Canonicalization


Canonicalization

Canonicalization is the process of presenting the document unambiguosuly in a non-homogenous environment, and plays an important role in signing and verifying digital signatures. When a document is passed through the internet, some forwarding agents modify the document to the way their local systems interpret character sets and line delimiters. When the document is modified, this same document may be forwarded to the next transfer agent who may likewise make other modifications before forwarding to the next transfer agent. The final recipient is no longer guaranteed that the document received is the original document from the sender even though a "harmless" transfer occurred along the way. Under this same condition, if the document is digitally signed by the sender, the recipient would not be able to verify the same document. Therefore, the document has to be canonicalized so that there is only one way in which the document can be interpreted across transfer agents and local systems. When the canonicalized document is signed on the sender side, it can be verified on the receiving side.

Some of the different ways in which transfer agents and local systems interpret the document may be:

Text-based presentations on local systems handle line delimeters using the single carriage-return character (CR), or single line feed character (LF), or carriage-return line-feed sequence (CRLF).
For text-based presentations, trailing spaces at the end of the line may or may not be stripped.
Character sets in a message body containing binary data may or may not be recognized by local systems.

Required Steps for Canonicalization

When a document is canonicalized, it is modified as follows:

Encode the document using 7-bit character set. So that binary data is represented unambiguously, it must be represented in a 7 bit character set, and that the characters in the character sets are recognized in all systems. This is noramlly done by encoding the header and body of the document with a Base64 or Quoted-Printable 7-bit encoding mechanism. The Content-Transfer-Encoding header is then added with the applied encoding mechanism name assigned as its value
For a message containing multiple body parts, each of the individual body parts are encoded as though they were separate messages. That is, since each body part both contain a header and body, the body is encoded to the 7 bit encoding mechanism and, in the same context, the Content-Transfer-Encoding header is added with the information of the encoding mechanism. NOTE: The encoding mechanisms in each of the body part may differ from the other. For example, one body part may be encoded in Base64 and another body part in the same message could be encoded in Quoted Printable.
If the document is already defined to be text (7-bit) then any occurrences of single carriage returns (CR) and single line feeds (LF) are converted into the canonical line delimiter CRLF sequence. The CR and LF characters have octet value 13 (0xD) and 10 (0xA) respectively. This conversion is required only for computing the digital signature on the document, and the the original document without the conversion must be sent to the trading partner. When the trading partner receives the document, the CRLF conversion must be done before computing the digital signature.
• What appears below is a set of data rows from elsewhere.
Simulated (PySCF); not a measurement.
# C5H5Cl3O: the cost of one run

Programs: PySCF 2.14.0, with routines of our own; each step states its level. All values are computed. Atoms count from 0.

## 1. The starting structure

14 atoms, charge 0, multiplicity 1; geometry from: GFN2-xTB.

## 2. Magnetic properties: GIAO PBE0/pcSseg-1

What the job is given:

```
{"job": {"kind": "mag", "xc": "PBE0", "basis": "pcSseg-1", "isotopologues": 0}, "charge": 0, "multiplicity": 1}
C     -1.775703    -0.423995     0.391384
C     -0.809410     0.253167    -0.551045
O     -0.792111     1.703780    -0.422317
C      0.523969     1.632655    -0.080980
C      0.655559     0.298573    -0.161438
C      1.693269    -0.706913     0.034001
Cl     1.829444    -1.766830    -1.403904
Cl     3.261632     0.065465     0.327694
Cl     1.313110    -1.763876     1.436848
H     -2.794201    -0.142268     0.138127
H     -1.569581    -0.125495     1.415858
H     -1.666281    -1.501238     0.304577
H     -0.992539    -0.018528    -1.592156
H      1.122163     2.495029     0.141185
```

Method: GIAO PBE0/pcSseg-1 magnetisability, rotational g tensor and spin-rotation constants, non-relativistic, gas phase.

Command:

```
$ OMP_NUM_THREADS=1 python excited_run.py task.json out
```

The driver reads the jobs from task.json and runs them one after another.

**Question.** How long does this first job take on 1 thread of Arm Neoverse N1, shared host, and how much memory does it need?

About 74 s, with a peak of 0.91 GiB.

Framework EDI Canonicalization

Because of the many different possible representations of data that are processed and transfered, the question of whether data is canonicalized or not has to be determined. A MIME document is composed of two sections: a header and a body. Framework EDI only reads MIME documents whose header is already canonicalized, i.e. all characters in the header are 7-bit and are all terminated using the line delimiter CRLF canonical form. In the same token, Framework EDI prepares MIME documents with properly canonicalized headers. Therefore, when preparing and processing, only the body is canonicalized. As always, Framework EDI plays on the side of caution from automatically modifying data, and it takes the followings steps to determine if the body should be canonicalized before undertaking the process.

The body is scanned to check if it is already in 7-bit. In a multipart message, all body parts are scanned including all nested body parts to check if it is already in 7-bit. If the body is already in 7-bit then no canonicalization is performed. This check is done whether the body contain text or binary data. If binary data contain only 7-bit bytes then no canonicalization is done.
If the body is not in 7-bit, the body is encoded using the encoding mechanism that is applicable to the content described by the Content-Type header. Currently, Framework EDI encodes the content types as follows:
- Application/EDI-X12 is encoded to Quoted-Printable.
- Application/Edifact is encoded to Quoted-Printable.
- Application/EDI-Content is encoded to Quoted-Printable.
- All other content types are encoded to Base64.
- If the Content-Type header and the Content-Transfer-Encoiding are missing the data is encoded to Base64.
  If the body is described as having Content-Type Text/* or some 7-bit type, or the Content-Transfer-Encoding describes a 7-bit encoding mechanism then no transfer encoding is done, and a warning is generated stating that the body contain binary data.
  
  If the Content-Transfer-Encoding header exists and currently has the name of the specified encoding mechanism then no encoding is done, and a warning is generated stating that the body contain binary data.
  
  If the Content-Transfer-Encoding header exists and the body is encoded in the specified encoding mechanism then the header is assigned the name of the encoding mechanism applied. For example, if the Content-Transfer-Encoding originally has the name "binary", and the body is encoded in Base64 then the new value of the header is assigned the name "base64".
  
  If the Content-Transfer-Encoding header does not exist and the body is encoded in the specified encoding mechanism then the headers is added and assigned the name of the encoding mechanism applied.
When the message is in 7-bit, the entire message is scanned and all single CR and single LF characters are replaced by the CRLF sequence. The message may have been transfer encoded to arrive to its 7-bit character presentation, or the message may already be defined as text. In either case, the CRLF conversion is still required. This conversion is required only for calculating the digital signature. The resulting text after the CRLF conversion must not be sent, and only the text prior to the cnversion is sent. When the message is received on the other end, the recipient must do the same conversion of replacing all single CR and LF with the CRLF sequence before computing the digital signature.